It Takes a Parish...

Our parish cheerfully announced in last week's bulletin that "It takes a whole parish to raise a child." (This was followed by a notice that the tuition for CCD this year will be $50 and signups begin this week.)

Now, to begin with, it seems idiotic to adopt a Hillary Clinton slogan to use in a Catholic parish. But beyond that, it strikes me as untrue. I certainly would not say that either of the at which parishes I attended parochial school (I was in Catholic schools from K-5 and homeschooled thereafter) 'raised' me, nor that the religious education programs at the parishes we were members of later on were ever anything other than a cross to bear.

Some of this, clearly, is a result of the unfortunate trends in parish life and catechesis over the last fifty years. Nonetheless -- even if I lived in a parish where I wasn't convinced that whoever was charged with providing my children with CCD classes would not merely fail to know many things about the faith, but also 'know' many things which are no the case -- I would honestly rather not have such classes be the primary religious education for my children. Nor, even if my parish were a veritable heaven on earth, would I consider the parish to have 'raised' my children in the faith.

While I think many other orthodox or traditional-ish Catholics would agree with my sentiments here, I've been told by various people (both traditional and progressive) that once upon a time many Catholic parents did very much feel that their parish communities and institutions were responsible for raising their children in the faith. Part of me simply wants to retort, "Yes, and we can see how well that worked" but I can't help wondering if struggling against the catechetical adversity of the last half century has made the attitude of orthodox Catholic parents fundamentally more individualistic than it was in times past.
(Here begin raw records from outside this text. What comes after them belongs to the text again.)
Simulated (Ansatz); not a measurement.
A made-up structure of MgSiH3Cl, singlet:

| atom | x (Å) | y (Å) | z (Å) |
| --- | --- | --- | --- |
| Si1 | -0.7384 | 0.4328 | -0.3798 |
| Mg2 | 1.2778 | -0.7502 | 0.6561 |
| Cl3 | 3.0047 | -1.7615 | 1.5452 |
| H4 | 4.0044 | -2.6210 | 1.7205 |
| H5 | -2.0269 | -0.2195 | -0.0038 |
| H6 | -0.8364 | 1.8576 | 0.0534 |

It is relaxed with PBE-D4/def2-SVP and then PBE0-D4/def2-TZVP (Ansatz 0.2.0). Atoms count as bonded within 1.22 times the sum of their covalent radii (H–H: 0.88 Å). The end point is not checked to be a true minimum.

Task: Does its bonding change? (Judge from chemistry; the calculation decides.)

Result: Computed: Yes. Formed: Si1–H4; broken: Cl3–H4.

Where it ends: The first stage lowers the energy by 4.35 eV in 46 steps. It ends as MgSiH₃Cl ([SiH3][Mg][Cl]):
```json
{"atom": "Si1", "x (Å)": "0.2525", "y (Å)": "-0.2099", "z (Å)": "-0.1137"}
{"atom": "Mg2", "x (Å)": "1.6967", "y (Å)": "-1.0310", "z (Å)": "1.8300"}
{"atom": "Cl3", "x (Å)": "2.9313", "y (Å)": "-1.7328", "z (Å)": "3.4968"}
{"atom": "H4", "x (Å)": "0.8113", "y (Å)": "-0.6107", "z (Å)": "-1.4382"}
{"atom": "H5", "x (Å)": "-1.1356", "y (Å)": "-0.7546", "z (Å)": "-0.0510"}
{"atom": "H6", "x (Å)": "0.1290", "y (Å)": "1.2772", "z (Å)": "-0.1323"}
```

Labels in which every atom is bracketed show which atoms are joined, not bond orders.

Have we come to embrace "Holy Mother Church" in terms of doctrine and hierarchy in Rome, but declared undue independence from local institutions such as parishes? One of the things that attracts me so powerfully to the Catholic Church is that it not merely an institution (by definition limited, imperfect and of its time) but rather the guardian of the body of doctrine which brings us knowledge of God, Himself the ultimate absolute, eternal, all powerful, unchanging, perfect, wholly out of time. But in embracing the Catholic Church absolutely, it is necessarily to give absolute fealty to the local parish and diocese, or may these human institutions be treated in the way I, as a conservative, tend to want to treat institutions: with caution if not suspicion and a strong desire to maintain my independence.